My boss and I have been having an affair for almost two years. I am his personal assistant and he shares very personal issues with me. He told me about his marital problems and how disrespectful his children are becoming. He told me about his wife’s spending habits and how greatly it is affecting his finances. I feel like I know him more than his wife. He has even shared some of his passwords with me. This is how much he trusts me. For the past eight years of working as her PA and almost two years of being her girlfriend, I haven’t disappointed him and I don’t intend to.
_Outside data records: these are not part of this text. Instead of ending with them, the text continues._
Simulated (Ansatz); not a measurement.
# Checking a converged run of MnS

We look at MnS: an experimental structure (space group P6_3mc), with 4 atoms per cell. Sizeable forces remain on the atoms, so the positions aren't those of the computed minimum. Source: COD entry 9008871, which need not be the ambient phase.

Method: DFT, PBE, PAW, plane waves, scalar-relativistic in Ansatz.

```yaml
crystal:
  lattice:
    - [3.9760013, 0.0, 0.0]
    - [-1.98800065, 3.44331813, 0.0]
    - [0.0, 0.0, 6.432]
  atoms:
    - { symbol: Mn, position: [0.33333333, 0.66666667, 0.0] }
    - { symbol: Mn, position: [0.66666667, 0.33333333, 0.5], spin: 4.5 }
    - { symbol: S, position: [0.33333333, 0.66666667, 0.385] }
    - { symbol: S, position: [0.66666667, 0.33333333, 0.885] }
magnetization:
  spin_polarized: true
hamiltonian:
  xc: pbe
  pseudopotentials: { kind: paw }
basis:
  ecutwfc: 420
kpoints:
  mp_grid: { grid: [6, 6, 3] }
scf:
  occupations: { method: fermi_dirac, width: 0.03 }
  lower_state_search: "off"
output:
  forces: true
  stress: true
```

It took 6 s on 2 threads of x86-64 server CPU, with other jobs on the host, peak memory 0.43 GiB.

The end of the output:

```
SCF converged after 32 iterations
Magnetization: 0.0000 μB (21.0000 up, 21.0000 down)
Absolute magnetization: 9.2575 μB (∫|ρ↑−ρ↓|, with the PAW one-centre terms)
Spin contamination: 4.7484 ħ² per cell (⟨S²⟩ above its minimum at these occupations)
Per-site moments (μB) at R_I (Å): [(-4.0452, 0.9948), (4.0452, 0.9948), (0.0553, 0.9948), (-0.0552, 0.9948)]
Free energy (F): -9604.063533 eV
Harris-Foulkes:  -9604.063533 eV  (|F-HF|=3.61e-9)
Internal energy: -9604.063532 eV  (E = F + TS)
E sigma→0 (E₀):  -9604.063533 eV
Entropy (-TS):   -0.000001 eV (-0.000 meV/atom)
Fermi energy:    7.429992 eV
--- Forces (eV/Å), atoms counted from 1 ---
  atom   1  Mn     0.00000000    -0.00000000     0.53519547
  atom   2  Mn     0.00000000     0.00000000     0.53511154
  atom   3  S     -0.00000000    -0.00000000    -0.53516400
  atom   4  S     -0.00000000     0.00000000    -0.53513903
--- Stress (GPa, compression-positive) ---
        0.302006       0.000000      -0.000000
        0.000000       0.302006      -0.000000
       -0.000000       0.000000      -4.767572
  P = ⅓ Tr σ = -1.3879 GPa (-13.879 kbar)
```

I am married myself. Five years in. We are okay. I wouldn’t say we are living a fairy tale happily ever after marriage. We try to make time for each other. We try to be there for our daughter, and so far so good. I just feel like there is no real spark anymore. My marriage feels forced. Almost like we are working excessively hard to keep ourselves together. With my boss, it feels so easy. We don’t force conversations or try too hard. We just flow. My boss is more romantic and funny than my husband. He knows how to hold and keep conversations. He knows how to handle my mood swings and calm me down when I am overwhelmed. He has told me I complement him in ways his wife doesn’t. I wish I could say that having a relationship outside my marriage makes me feel guilty. But I don’t feel bad at all. I feel like my boss is more like my husband than my actual husband.
The issue is, I had no idea the two men knew each other. I had no idea my boss and husband had been mates in school. Not just mates actually. They were good friends. Even to the point where my husband had to perch with my boss for a while when he didn’t get a room to sleep in when they were in Uni. This came to light when my boss organized a little Easter party on Good Friday. I didn’t want to go with my husband. I didn’t want my husband to meet my lover even if he wasn’t aware I was having an affair. But he was so insistent. Our daughter was spending her vacation with her grandparents. I had to give in. My husband and my boss were so excited to see each other after all these years and I felt very awkward in the middle of all of it.
They were chatting away the whole night. My boss’ wife was not around. She didn’t like the idea of an Easter party for her husband’s workers so she was absent. I did not like the idea that these two men knew each other at all. I was uncomfortable the whole time and I couldn’t wait to leave the place. The worse part is that my boss called me later and told me it was over between us. According to him, my husband is a good friend to his and he did not want to hurt him. In addition to that he is transferring me to another branch of the company. I cried very hard that day. He cannot do this to me. Not after all we have been through together. Not after what we have shared together. I have been so vulnerable to him. He just used me and dumped me and he is claiming his friendship with my husband is the reason. Does this even make sense?
I will not accept this transfer. If he forces my hand, I will go straight to his wife and show him our chats. I don’t care if I destroy my marriage in the process. But I will never let this man do this to me. I love him!